Mathematical Methods for Economists
Level:
Master's Course Status:
Core CEU code:
ECON 5010 - Mathematical Methods for Economists CEU credits:
3 ECTS credits:
6 Term:
1st Academic year:
2009/2010 Academic year:
2010/2011 Semester:
Fall Host Unit:
Department of Economics Academic Program:
Master of Arts in Economics CEU Instructor(s):
Katrin Rabitsch Learning Outcomes:
Students are comfortable with solving basic
difference equations and differential equations (or systems thereof). They have also
familiarized with the theory on dynamic optimization in discrete or continuous time and
applied these methods to simple examples of dynamic models. Assessment :
There will be weekly individualized assignments during the term
with a total of 50% weight in the assessment, and a final examination with also
50% weight. In order to get the minimum pass grade (C+) for the course, at
least 50% of the marks must be obtained in both components of the assessment
(assignments and final exam). Full description:
The course covers the mathematical methods required for the study
of modern dynamic economic models.
The main aim of this course is to provide the
students with the necessary tools for understanding, solving and analyzing modern
dynamic economic models. Emphasis will be mostly on conceptual understanding and
applications of standard tools used in the core graduate courses.
Assumed Background
Basic knowledge of Linear Algebra, Calculus, Analysis as covered in the pre-session
Mathematics course or as covered in undergraduate Mathematical Economics textbooks
such as Simon, Carl P. and Lawrence Blume: Mathematics for Economists, W.W.

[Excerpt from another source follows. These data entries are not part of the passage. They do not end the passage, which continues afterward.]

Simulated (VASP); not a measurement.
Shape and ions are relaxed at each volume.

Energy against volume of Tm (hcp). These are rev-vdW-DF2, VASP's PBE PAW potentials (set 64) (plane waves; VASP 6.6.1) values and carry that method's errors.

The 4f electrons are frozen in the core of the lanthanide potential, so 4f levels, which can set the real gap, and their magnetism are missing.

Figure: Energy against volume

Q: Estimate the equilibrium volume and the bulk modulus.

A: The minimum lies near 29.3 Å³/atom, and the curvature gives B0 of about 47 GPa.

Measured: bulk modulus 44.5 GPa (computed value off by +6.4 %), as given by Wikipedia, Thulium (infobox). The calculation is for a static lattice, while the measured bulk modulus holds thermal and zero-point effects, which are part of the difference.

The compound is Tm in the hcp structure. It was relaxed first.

Norton, First Edition, 1994 or Chiang, Alpha C.: Fundamental Methods of Mathematical
Economics, McGraw-Hill, Third Edition, 1984.
Preliminary Syllabus
• Introduction and review of important concepts: approximations and Taylor
expansions, log-linearization, eigenvalues and eigenvectors
• Linear Difference equations and systems of linear difference equations
• Applications, discrete-time models
• Ordinary Differential equations and systems of differential equations
• Qualitative theory and stability, phase diagrams
• Applications, continuous time models
• Deterministic dynamic programming
• Markov Processes
• Stochastic dynamic programming
• Applications to dynamic programming
• Optimal control (continuous time), Hamiltonians